Thursday, February 1, 2007

Doug Englebart and Ted Nelson


Douglas Engelbart has always been ahead of his time, having ideas that seemed far-fetched at the time but later were taken for granted. For instance, as far back as the 1960s he was touting the use of computers for online conferencing and collaboration. Engelbart's most famous invention is the computer mouse, also developed in the 1960s, but not used commercially until the 1980s. Engelbart wanted to use technology to augment human intellect. He saw technology, especially computers, as the answers to the problem of dealing with the ever more complex modern world and has dedicated his life to the pursuit of developing technology to augment human intellect. Douglas Engelbart was born in 1925, in Oregon, where he grew up on a small farm. In 1942, he graduated high school and went to Oregon State University to study electrical engineering. His studies were interrupted by WWII. He joined the Navy and spent two years in the Philippines as a radar technician. While stationed in the Philippines he read Vannevar Bush's "As We may Think." Engelbart would later write to Bush acknowledging the influence Bush's article had had on his own work.

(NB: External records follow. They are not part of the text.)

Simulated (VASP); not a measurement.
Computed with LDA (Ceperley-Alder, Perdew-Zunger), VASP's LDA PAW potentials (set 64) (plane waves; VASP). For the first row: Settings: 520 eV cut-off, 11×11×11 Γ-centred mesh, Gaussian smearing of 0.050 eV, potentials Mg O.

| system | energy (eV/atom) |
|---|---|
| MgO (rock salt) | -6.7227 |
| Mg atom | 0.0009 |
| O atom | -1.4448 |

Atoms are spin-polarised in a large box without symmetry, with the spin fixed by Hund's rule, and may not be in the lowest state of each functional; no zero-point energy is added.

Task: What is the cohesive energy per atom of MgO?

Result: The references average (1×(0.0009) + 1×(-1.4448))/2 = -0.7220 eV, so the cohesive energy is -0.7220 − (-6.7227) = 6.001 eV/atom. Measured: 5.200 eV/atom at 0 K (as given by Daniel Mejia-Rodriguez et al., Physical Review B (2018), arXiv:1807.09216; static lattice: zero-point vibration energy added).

In 1968, at the Fall Joint Computer Conference in San Francisco, Engelbart demonstrated NLS in a 90 minute multimedia presentation that included a live video conference with staff members back in his lab 30 miles away. To this day, Engelbart's demo is still known as "the mother of all demos. Engelbart has continued to work on augmenting human intellect, seldom receiving the acknowledgement many believe he deserves. In 1989, he founded the Bootstrap Institute to foster high performance organizations by developing enabling technologies and promoting collaboration.



Ted Nelson is a somewhat controversial figure in the computing world. For thirty-something years he has been having grand ideas but has never seen them through to completed projects. His biggest project, Xanadu, was to be a world-wide electronic publishing system that would have created a sort universal libary for the people.He is known for coining the term "hypertext." He is also seen as something of a radical figure, opposing authority and tradition. He has been called "one of the most influential contrarians in the history of the information age. He often repeats his four maxims by which he leads his life: "most people are fools, most authority is malignant, God does not exist, and everything is wrong."

Nelson was raised by his grandparents in Greenwich Village, New York. His father is a movie director and his mother an actor. He had little contact with his father and almost none with his mother. He was lonely as a child and had problems caused by his Attention Deficit Disorder (ADD). Nelson attended Swarthmore college where he earned a BA in philosophy. In 1960, he enrolled in graduate school at Harvard. During his first year he attempted a term project creating a writing system similar to a word processor, but that would allow different versions and documents to be linked together nonlinearly, by association. This was, in part, an attempt to keep track of his own sometimes frantic associations and daydreamings brought about by his ADD.



XANADU

Nelson continued to expound his ideas, but he did not possess the technical knowledge to tell others how his ideas could be implemented, and so many people simply ignored him (and have ever since). Still, Nelson persisted. In 1967, he named his system XANADU, and with the help of interested, mainly younger, computer hacks continued to develop it.

Xanadu was concieved as a tool to preserve and increase humanity's literature and art. Xanadu would consist of a world-wide network that would allow information to be stored not as separate files but as connected literature. Documents would remain accessible indefinitely. Users could create virtual copies of any document. Instead of having copyrighted materials, the owners of the documents would be automatically paid via electronic means a micropayment for the virtual copying of their documents.

Xanadu has never been totally completed and is far from being implemented. In many ways Tim Berners-Lee's World Wide Web is a similar, though much less grand, system. In 1999, the Xanadu code was made open source.